Jay Mohr and LL Cool J are out... cause, you know.... it's 1995. they introduce Sugarland and Adele (TOGETHER). i already dropkicked these clownshoes' provervial dicks in the dirt earlier, so i'm taking a break.


and here's Gweneth Paltorw... cause you know... it's 1995. She looks awesome, though. almost fresh faced. she's introducing Radiohead... cause you know... it's 1995. i wish it was, cause then they'd be playing something off the Bends. you know... something good. I'd kill for "Just" or "My Iron Lung" or "Street Spirit" right about now. and why are they playing with a high school marching band? damn this band used to be so good. this is just bumming me out. worse than TV on the Radio did last night on SNL, since we're talking about bands that have shit the bed. way to take all the dynamic, darkly soulful energy of Desperate Youth, Blood Thirsty Babes and Return to Cookie Mountain and completely piss it away, becoming a clapping limp-wrist junkfood version of yourselves. THIS IS MUSIC IN 2009.

COMMERCIALS (only on CBS). ugh... that song "Suddenly I See" is fucking repulsive self consciously charming BULLSHIT.

here's Samuel L. Jackson. how nice, he came out before the end credits. here's TI and Justin Timberlake. this is so dumb... it's the same people over and over. either cut the run time of the show, or get more fucking guests next time, stupid Grammy people. oh good... it's a ballad. Fuck My Life. they stole this chorus from "I Just Died in Your Arms Tonight" by Cutting Crew. Oh yeah, and adding electric guitar solos and full orchestras to every fucking performance does not make things classy, it just distills everything into one murky sludge of nothing.

The King of Music is out to talk about Obama and how amazing he is. No.. we're not biased. we're totally impartial. can't say i blame them entirely, i just hate... well... everyone i guess. meh. This guy should stop talking. He wants a "secretary of the arts" instated into the government. fuck man, doesn't the government have enough? can't we have fucking something to call all our own? they meddle enough in our lives. unless i'm going to start getting weekly million dollar government checks for being brilliant and awesome, LEAVE THE ARTS ALONE.
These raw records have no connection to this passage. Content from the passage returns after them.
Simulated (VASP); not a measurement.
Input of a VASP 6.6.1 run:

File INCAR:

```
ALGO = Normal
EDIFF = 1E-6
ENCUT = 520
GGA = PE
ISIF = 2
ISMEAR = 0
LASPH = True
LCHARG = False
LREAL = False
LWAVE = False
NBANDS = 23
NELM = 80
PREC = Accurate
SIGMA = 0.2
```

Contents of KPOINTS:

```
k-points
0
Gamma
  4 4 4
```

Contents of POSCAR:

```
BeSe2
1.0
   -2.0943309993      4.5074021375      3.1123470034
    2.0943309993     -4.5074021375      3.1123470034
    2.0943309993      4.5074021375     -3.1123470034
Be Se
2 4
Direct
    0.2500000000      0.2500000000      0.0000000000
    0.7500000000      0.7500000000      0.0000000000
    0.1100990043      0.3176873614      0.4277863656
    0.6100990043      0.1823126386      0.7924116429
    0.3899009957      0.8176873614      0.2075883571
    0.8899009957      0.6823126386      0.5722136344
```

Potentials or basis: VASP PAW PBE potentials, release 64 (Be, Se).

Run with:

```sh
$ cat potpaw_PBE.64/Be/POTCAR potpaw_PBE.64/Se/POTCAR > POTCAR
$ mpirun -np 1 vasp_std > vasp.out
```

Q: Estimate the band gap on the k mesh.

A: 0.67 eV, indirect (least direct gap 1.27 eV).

Smoky Robinson is talking about the last surviving Four Top, who is out with Jamie Fox and some other Poser Tops. this is my grandparents music. THIS IS MUSIC IN 2009. OH GOOD... ANOTHER MOTHER FUCKING ASS SUCKING COCK SUCKING CUNT FLICKING SMEGMA HARVESTING MELODY.

COMMERCIALS (only on CBS). Holy Shit Christina Aquilera looks fucking hot as all hell in this commercial. i'm sooooo beating off when this is all over.

here's fake Opera singer Josh Groban to introduce Neil Diamond. One of the most famous and celebrated singers of all time, and yet he doesn't actually sing. "Sweet Caroline"... oh my god this song makes my blood curdle. if it doesn't make your skin crawl whenever a gaggle of fucking zeroes sing along to this, and they all go "BAHN BAHN BAAAAAAHN!!!!!" during the chorus, than you should turn in your flesh, cause it's not working right. oh and THIS IS MUSIC IN 2009.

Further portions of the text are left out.